The city of Concangios is much better situate than Kendal in several respects; because good land for a considerable way quite round it, as far as the valley reaches: the river, which may well be called spumosus, incompasses it like a horse-shoe: it is deeper, broader, and smoother, here than any where else: it is indeed a place incomparably well chosen for a small city: the ground is sufficiently high, even in floods; but floods render it an island, for it is low ground before the entrance, but not marshy. Across the entrance there are plain marks of a ditch north of the house; and Mr. Guy told me there was a wall all along, an apparent rampire on the inside of it; that his father dug up vast quantities of stone there: he showed me a place in the city, where a hypocaust was found, all arched with Roman brick, and paved with square bricks; that they covered it up again without demolishing it. I saw a brass Antoninus, found here; and a stone, somewhat like the capital of a small pillar, hexangular. Beyond the low ground which lies before the entrance of the city, is a Roman tumulus. Upon a slope of high ground, and in a pasture behind it, is another very large hill, partly natural, and partly artificial, by cutting away the roots of it, and rendering it more steep, as it appeared to me: there is an ash-tree planted on it: when it was ploughed, they discovered stones with mortar on them. I conjecture there was a building upon it; probably an outguard, or lodge, for the soldiers that stood upon the watch: for here was placed the numerus vigilum in the Notitia; and this place takes in a larger view than the city, as being higher. The city contains about 14 acres of ground, or more: it consists of two closes, one of twelve acres, another of four; but the fortified part took not in intirely the twelve acres: the ditch goes along the partition-fence visibly enough; the remainder was suburbs to the castle, which was 500 foot one way, 600 another. The inscription I spoke of at the end of the barn has not yet been described. Thus Mr. Gale read it.
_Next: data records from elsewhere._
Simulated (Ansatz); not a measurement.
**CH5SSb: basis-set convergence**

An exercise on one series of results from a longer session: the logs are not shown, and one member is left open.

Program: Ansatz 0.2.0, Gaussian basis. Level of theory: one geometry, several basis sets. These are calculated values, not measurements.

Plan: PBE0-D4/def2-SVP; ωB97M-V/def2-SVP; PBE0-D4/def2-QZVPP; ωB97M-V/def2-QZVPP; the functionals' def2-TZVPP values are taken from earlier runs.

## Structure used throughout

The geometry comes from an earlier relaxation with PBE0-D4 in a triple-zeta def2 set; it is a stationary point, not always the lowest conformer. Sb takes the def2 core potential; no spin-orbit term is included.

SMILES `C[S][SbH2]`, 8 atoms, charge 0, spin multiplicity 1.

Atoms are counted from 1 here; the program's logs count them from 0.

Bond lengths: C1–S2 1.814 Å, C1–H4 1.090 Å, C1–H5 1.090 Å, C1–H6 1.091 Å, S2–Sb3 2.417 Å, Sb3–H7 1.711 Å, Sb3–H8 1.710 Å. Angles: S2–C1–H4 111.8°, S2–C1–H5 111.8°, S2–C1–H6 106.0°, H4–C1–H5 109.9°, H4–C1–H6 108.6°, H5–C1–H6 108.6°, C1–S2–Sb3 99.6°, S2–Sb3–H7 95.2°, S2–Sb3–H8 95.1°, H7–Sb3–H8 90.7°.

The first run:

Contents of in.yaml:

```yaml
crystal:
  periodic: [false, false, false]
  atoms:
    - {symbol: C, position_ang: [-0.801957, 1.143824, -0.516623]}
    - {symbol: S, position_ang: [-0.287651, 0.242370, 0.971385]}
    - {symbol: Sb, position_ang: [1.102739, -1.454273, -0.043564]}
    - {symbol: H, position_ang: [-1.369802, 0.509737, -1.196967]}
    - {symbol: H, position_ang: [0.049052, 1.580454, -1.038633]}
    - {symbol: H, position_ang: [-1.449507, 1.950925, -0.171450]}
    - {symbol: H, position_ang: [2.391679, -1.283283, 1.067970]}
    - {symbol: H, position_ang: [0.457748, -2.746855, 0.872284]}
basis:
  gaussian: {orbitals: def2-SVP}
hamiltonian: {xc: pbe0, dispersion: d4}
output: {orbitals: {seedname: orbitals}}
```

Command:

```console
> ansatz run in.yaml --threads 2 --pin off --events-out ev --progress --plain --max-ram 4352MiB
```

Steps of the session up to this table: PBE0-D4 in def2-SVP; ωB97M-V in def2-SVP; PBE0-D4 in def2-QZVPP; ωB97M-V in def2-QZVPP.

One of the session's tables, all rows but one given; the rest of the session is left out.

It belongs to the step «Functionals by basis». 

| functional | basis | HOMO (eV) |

Publius Ælius Publii filius Sergio Basso Decurioni legionis vicesimæ valeriæ Victricis vixit annos et privatus libertis et herm miles emeritus legionis sextæ victricis fecerunt. Si quis sepulchro alium mortuum intulerit mulctam ferat fisco Dominorum nostrorum, &c.

A great woollen manufactory at Kendal, especially of such stuffs as are proper for hangings. Winander meer, near here, is ten miles long, remarkable for a fish called char, which they pot, and send all over the kingdom. This country is exceedingly obnoxious to rain, and some of the hill-tops on one side or other are perpetually covered with clouds: I imagine the vast solidity of the stone that composed them attracts the clouds big with water at some considerable distance, and then the winds break and dash them into rain. This is another furtherance of hills being supplied with fountains.

The city of Concangios is placed on the highest plot of the Chersonese: the four acres westward are more meadow-like, but far from low. A great ridge of hills runs north and south-eastward of this place, called Hag-fell, of a fine downy nature, and good riding on the southern point of it. About a mile and half off the city was the castrum exploratorum, or watch-tower: it is a mere tip of very high ground, like a narrow tongue, and very steep, especially side ways: it is called Castle-steed: it is sixty foot broad, 120 long: the sides being thus steep needed no ditch; but on the south end are two ditches, on the north three: I suppose it was walled about: it is of the common cliff of the country; and in one place the ditch has been cut through the rock. At the bottom of this hill is a large spring, which immediately falls into a cavity of the earth again, and so I suppose rises lower in another place. From hence is a fine prospect to the mouths of the rivers Can and Lune, and all over this coast. The Westmorland hills raise themselves into a new and more romantic appearance than before, and the place well answered the purpose of an espial.

About a mile north of Kendal is a cave in the rock near a wood, called Hells-fell Nab, or the Fairy-hole: they talk of organs, pillars, flitches of bacon, and the like matters here, as at Poole’s Hole in Derbyshire.